You mentioned 20% CIT and resident in EU. There are a few EU countries that fit near that description. Let's take Sweden as an example. It has strict but fair and easy rules. Other EU member states are typically either as lenient as Sweden or stricter.

Then let's see what PwC writes:

Effectively, this means that if you form a company outside of Sweden, income generated by that company is considered taxable in Sweden if the business activities were carried out in Sweden.

If you leave Sweden for one month per year, only work for that month, and don't work for the company the other eleven months of the year (and neither does anyone else), I suppose it's theoretically possible that you could claim the company doesn't have a permanent establishment in Sweden. I don't think the tax authority will see it that way. They would probably assume you work in Sweden some of those 11 months and leave it up to you to prove otherwise, including going to court to fight. Tax authorities often lose in court. Most people don't go that far, though.

They might offer you a deal where you only pay Swedish tax on 91.66% (11/12) of the company's taxable income, agreeing that one month there was no PE in Sweden.

All very hypothetical. Speaking with a good lawyer is cheaper than ending up on the wrong side of a tax crime investigation.
Got it. Thanks for the explanation. I'll try discussing with a local lawyer to get a better understanding of how exactly it works. If I'd have to pay tax on 11 months of the revenue, it's definitely not worth the hassle. Probably easier to dish out that 20% to the government and let them stay happy. I guess if I just made some extra company expenses on things like new PCs for the team, phones, headphones (all which I'd say can be company activities and I can easily explain since it's digital & social marketing) then there wouldn't be as much to pay tax on. I don't think suing the tax office is on my list of priorities at the moment.

What would be the purpose of using offshore companies as a EU citizen? Other than privacy which you don't really get since UBO identifications are needed practically everywhere. Banking is more difficult and if you have to pay tax locally it doesn't really make financial sense.

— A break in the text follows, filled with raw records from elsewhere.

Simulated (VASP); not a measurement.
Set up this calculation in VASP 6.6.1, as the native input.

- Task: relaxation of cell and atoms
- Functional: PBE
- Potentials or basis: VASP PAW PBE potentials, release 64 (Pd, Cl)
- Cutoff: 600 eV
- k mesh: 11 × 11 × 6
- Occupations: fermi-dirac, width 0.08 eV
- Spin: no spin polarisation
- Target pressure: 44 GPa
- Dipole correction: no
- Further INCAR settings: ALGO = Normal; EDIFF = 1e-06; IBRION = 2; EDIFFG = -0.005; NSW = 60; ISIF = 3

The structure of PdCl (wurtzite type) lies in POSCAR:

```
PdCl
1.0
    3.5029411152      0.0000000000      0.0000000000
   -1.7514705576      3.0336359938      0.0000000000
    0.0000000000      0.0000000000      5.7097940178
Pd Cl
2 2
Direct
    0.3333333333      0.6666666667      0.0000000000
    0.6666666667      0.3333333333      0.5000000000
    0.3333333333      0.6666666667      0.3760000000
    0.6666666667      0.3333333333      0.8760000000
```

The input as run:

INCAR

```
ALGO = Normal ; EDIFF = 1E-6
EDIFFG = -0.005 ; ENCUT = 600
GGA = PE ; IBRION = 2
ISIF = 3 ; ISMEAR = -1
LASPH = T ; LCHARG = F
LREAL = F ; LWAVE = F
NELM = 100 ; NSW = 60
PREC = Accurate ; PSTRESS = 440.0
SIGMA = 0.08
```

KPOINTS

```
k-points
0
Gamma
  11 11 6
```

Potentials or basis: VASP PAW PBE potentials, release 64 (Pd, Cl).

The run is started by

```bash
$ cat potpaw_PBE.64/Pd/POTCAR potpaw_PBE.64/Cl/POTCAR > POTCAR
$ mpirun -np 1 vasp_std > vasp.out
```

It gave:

What about Malta or Cyprus (5% final and 12.5% final if I'm right)? Would companies there still generally be subject to taxation here, or are there any exemptions for companies in the EU where everything is sort-of connected?
 
Got it. Thanks for the explanation. I'll try discussing with a local lawyer to get a better understanding of how exactly it works. If I'd have to pay tax on 11 months of the revenue, it's definitely not worth the hassle. Probably easier to dish out that 20% to the government and let them stay happy. I guess if I just made some extra company expenses on things like new PCs for the team, phones, headphones (all which I'd say can be company activities and I can easily explain since it's digital & social marketing) then there wouldn't be as much to pay tax on.
I know it's not the outcome you wanted but unless you live in a place with very unusual rules, this is the best path forward in your situation. Max out lawful deduction, see if there are incentives you can make us of (discounts/deductions for specific industries), and so on. You might be able to defer/reduce taxes by introducing a local holding company. Depending on where you live, if you work from, you might even be able to claim some of your home as an office space and claim some of your rent/mortgage payments as a business expense.

You have a good business. Focus on growing it. Get more money in your pocket through growth rather than tax evasion.

What would be the purpose of using offshore companies as a EU citizen? Other than privacy which you don't really get since UBO identifications are needed practically everywhere. Banking is more difficult and if you have to pay tax locally it doesn't really make financial sense.
In most cases, it's a waste of time and money. I see people dropping thousands to form an offshore company, often to evade rather puny sums of tax payments. And those whose structures don't fall apart are at an ever increasing risk of being caught.

You can still get privacy in that your name doesn't appear on public record and several EU countries (for example Cyprus, Malta, Luxembourg) have closed their UBO registers from the public (for the time being).

Other legitimate uses for offshore companies include holding IP assets and other assets, acting as investment vehicles, and so on. For the average person running an active SME business, though, it makes no sense.

What about Malta or Cyprus (5% final and 12.5% final if I'm right)? Would companies there still generally be subject to taxation here, or are there any exemptions for companies in the EU where everything is sort-of connected?
There would be difference. If we go back to Sweden as an example, there is nothing in their tax laws that make exceptions for EU companies. Best case what'd happen is you pay 12.50% CIT in Cyprus and then circa 7.50% (i.e. the remainder) in Sweden. Worst case, you'd pay 12.50% in Cyprus for no reason and still pay 20% in Sweden.